In particular, it is desired to maintain a distance between the gas turbine(s) and the refrigerant compressors where they are required to be located closer to each other than is otherwise usual where there is no space limitation, such as on a floating vessel or off-shore platform. The safety drivers in the lay-out of floating LNG plants is discussed in a paper of the same name presented in the 2003 AIChE Spring National Meeting: LNG & Gas Transportation Sessions.


The present invention preferably provides a nominal capacity (or name plate) of a liquefied hydrocarbon stream in the range of 1 to 10 millions (metric) tonnes per annum (MTPA). The term “nominal capacity” is defined at the daily production capacity of a plant multiplied by the number of days per years the plant is intended to be in operation. For instance, some LNG plants are intended to be operational for an average of 345 stream days per year. Preferably the nominal capacity of the hydrocarbon cooling process of the present invention is in the range of 3.5 to 7 MTPA.

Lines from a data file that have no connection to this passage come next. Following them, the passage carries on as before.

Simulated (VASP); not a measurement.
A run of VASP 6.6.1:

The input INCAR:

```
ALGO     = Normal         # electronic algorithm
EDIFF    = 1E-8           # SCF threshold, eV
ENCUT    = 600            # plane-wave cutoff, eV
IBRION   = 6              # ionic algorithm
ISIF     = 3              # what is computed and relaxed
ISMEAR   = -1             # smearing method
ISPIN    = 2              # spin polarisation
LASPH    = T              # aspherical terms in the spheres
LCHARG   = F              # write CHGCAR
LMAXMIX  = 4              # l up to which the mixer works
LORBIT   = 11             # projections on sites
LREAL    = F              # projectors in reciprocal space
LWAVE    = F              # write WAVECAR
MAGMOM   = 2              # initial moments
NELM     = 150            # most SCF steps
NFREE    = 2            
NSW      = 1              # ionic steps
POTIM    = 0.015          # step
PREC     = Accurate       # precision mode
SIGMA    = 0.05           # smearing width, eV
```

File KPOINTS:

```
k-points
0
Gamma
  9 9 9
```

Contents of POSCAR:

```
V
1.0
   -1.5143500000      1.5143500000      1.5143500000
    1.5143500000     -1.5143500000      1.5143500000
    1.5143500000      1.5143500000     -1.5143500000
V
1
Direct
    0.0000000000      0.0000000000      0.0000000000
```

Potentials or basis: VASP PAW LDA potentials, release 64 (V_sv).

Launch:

The hydrocarbon feed stream may be any suitable gas stream to be cooled, preferably liquefied, but is usually a natural gas stream obtained from natural gas or petroleum reservoirs. As an alternative the natural gas stream may also be obtained from another source, also including a synthetic source such as a Fischer-Tropsch process.


Usually the natural gas stream is comprised substantially of methane. Preferably the hydrocarbon feed stream comprises at least 50 mol % methane, more preferably at least 80 mol % methane.


Depending on the source, the natural gas may contain varying amounts of hydrocarbons heavier than methane such as ethane, propane, butanes and pentanes, as well as some aromatic hydrocarbons. The composition varies depending upon the type and location of the gas. Hydrocarbons heavier than methane generally need to be removed from natural gas for several reasons, such as having different freezing or liquefaction temperatures that may cause them to block parts of a methane liquefaction plant. C2-4 hydrocarbons can be used as a source of natural gas liquids.


The natural gas stream may also contain non-hydrocarbons such as H2O, N2, CO2, Hg, H2S and other sulphur compounds.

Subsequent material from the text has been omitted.